Russell Crowe, 50, stars in the upcoming The Water Diviner as a father of three grown sons—and he says actresses his age should be playing similar roles at this point in their lives.
“To be honest, I think you’ll find that the woman who is saying that [the roles have dried up] is the woman who at 40, 45, 48, still wants to play the ingénue, and can’t understand why she’s not being cast as the 21-year-old,” Crowe told Australian Women’s Weekly in a December interview.
Crowe went on to cite two actresses in their sixties as examples of older women finding work in film. “Meryl Streep will give you 10,000 examples and arguments as to why that’s bullshit, so will Helen Mirren, or whoever it happens to be,” he said. “If you are willing to live in your own skin, you can work as an actor. If you are trying to pretend that you’re still the young buck when you’re my age, it just doesn’t work.”

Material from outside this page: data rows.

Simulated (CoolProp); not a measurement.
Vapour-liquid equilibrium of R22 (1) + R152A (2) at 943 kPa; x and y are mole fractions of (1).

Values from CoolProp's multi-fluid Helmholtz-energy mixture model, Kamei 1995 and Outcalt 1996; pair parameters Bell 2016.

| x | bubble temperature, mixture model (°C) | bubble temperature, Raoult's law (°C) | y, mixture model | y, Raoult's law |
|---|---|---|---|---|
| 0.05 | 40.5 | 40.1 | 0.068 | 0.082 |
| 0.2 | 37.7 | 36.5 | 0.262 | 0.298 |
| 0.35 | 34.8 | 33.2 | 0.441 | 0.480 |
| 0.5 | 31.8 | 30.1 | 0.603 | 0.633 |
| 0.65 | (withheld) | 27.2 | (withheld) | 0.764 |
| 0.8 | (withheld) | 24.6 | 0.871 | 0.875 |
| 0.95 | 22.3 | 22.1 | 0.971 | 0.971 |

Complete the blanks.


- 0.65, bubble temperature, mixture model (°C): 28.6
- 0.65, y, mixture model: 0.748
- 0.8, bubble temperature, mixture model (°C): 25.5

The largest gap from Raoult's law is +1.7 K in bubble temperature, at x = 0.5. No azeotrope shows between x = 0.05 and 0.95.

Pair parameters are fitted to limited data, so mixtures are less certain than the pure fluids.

What Crowe doesn’t address, of course, is that that’s often not the actresses at fault, but Hollywood: The numbers indicate that it’s hard enough to find meaty or high-profile roles as a woman of any age, but especially as a woman who isn’t the equivalent age of, as Crowe put it, a “young buck.” Of the 10 highest grossing films of 2014, for instance, only three star women in leading roles—The Hunger Games: Mockingjay — Part 1, Maleficent, and X-Men: Days of Future Past—and none of those women are over 40. Meanwhile, four of those top 10 films have men over 40 in headlining roles.
But Crowe said actresses should just follow in Streep’s—and his own—footsteps. “The point is, you do have to be prepared to accept that there are stages in life,” he said. “So I can’t be the Gladiator forever.”